With the recent release of the sequel for the much beloved Gladiator (2000) film, most of the discussions surrounding it pertained to glaring historical inaccuracies and liberties taken for the sake of the story.
This has brought some attention to how gladiators and gladiatorial combat were truly conducted in real life. Despite being one of the most decadent and cruel spectacles in human history, the realities were far from what was believed in modern pop culture, to the extent that even the original Gladiator film was rife with liberties taken for the sake of entertainment and to align with the public’s idea of gladiatorial combat.
As ancient and poorly documented as it is, the origin of the real life tradition of gladiatorial combat is debated. Most theories trace the tradition back to either the Ancient Etruscan or Campanian civilisations, with evidence supporting both having practised it but not being the concrete first instance of it.

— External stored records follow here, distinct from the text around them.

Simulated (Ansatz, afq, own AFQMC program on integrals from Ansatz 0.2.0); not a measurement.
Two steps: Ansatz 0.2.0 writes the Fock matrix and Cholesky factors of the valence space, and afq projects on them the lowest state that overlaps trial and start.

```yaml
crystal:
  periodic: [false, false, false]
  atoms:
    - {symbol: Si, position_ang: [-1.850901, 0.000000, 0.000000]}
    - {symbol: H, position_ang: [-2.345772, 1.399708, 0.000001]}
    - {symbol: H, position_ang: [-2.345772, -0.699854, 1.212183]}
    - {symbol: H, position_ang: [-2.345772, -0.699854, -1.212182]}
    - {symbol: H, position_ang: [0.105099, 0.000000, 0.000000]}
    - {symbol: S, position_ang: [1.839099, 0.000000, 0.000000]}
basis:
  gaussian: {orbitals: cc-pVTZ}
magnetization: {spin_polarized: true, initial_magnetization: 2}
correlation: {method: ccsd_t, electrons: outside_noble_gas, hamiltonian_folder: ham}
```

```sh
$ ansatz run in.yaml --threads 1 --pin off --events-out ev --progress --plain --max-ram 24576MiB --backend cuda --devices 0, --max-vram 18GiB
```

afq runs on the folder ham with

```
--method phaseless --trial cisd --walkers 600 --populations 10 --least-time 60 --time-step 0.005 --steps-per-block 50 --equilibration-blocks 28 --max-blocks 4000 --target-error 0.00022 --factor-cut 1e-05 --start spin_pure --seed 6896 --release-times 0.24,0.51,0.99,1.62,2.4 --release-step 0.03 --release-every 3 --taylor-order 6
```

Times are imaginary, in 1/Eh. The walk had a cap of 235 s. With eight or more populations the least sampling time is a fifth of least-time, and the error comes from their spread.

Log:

These ritualistic combats, known as munera, were originally thought to appease the spirits of the deceased. The Romans adopted this practice, with the first recorded gladiatorial contest in Rome taking place in 264 BCE. This event, organised by the sons of Decimus Junius Brutus Pera, involved combat between three pairs of gladiators and was held to commemorate their father’s death.
Transformation
By the late Republic, gladiatorial games had transformed what started as private funerary rites into public spectacles. Politicians and wealthy elites organized lavish games to win favor with the masses, often using them as tools for political gain. At their peak, elites seeking support would postpone funeral rights for their relatives until election season, as an excuse to throw extravagant gladiatorial shows.
In the later years of Ancient Rome, owning gladiators was the same as owning political power. Julius Caesar, for example, famously staged extravagant games featuring hundreds of gladiators clad in expensive armour to solidify his popularity, with flimsy justifications like funeral rites for his father who had already been dead for decades.
The construction of permanent amphitheaters, like the Colosseum in 80 CE, marked the peak of gladiatorial entertainment. These grand arenas could host tens of thousands of spectators, showcasing not only gladiator duels but also animal hunts (venationes), naval battles (naumachiae), and executions.
Gladiators were typically slaves, prisoners of war, or criminals, though some free men volunteered, seeking fame and fortune. During the later years of the Roman Republic, these volunteers, called auctorati, would have made up around half of all gladiators.
Celebrity-like status
They trained in specialised schools called ludi, where they learned combat skills under strict discipline. Despite their low social status, successful gladiators could achieve celebrity-like status, earning adoration from the public and, occasionally, their freedom through the symbolic wooden sword, the rudis.
Though a vast majority of gladiators were men, female gladiators also existed albeit very rarely, as an exotic and novel absurdity more than anything, and the practice would be banned earlier than the greater tradition would be much later. Some emperors were also known to have participated in gladiatorial combat, though obviously at much less risk.
Combat in the arena was brutal but not always to the death. Gladiators were valuable investments for their owners and were expected to compete many times over within their careers, so matches were often designed to showcase skill rather than result in fatalities. However, the games were undeniably violent, reflecting Roman society’s appetite for spectacle and its desensitisation to human suffering.
Spectators preferred combat between combatants of similar skill, in drawn-out, bloody fights, as opposed to one-sided massacres. Defeat did not always mean death either, with many surviving at the mercy of the crowd or judge. Later on, it became too costly to lose gladiators, so skilled participants were likely to survive, even if they lost.
By the 3rd century CE, the popularity of gladiatorial games began to wane. The economic strain of hosting large-scale events, coupled with changing societal values, contributed to their decline. The rise of Christianity, which opposed the games as an immoral pagan ritual, further hastened their end. Emperor Honorius officially banned gladiatorial combat in 404 CE after a monk, Telemachus, attempted to stop a match and was killed by the crowd. Despite their end, gladiators left an indelible mark on history. They have been romanticised in literature, art, and modern media, symbolising courage, resilience, and the dark allure of spectacle.